Friday, January 4, 2013

Seasonal Eating: Homestead Menus Throughout the Year

At any particular time of year you'll have a different set of fresh foods coming out of the garden and root cellar to complement what you have frozen and canned. Winter, cloche, cold frame, and greenhouse gardening enable you to have at least a few varieties of garden-fresh vegetables year-round. Even in chilly November, in a basic temperate-zone garden and with some attention to protection, you might be able to harvest broccoli, brussels sprouts, cauliflower, collards, cabbage, Chinese cabbage, carrots, escarole, kale, leeks, lettuce, parsnips, salsify, spinach, rutabagas, turnips, and winter radishes.

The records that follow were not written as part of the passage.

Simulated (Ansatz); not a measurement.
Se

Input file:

Homestead Menus Throughout the Year: Here are some menus from back in '72 and '73. Those were my banner years for home growing and good cooking. It wasn't "gourmet" or "health food" cooking. But we raised it ourselves without poisons and had plenty of food and plenty of variety. We dried fruit in our front yard. Mayonnaise was homemade. Butter was from our own churn and bread from our oven. Bacon or ham was home-cured, and sauerkraut was out of our crock, as were pickles. The root beer and ginger ale were homemade, too. We always had milk and usually an herb tea on the table.

Breakfasts. (If your chickens aren't laying, leave out the eggs.)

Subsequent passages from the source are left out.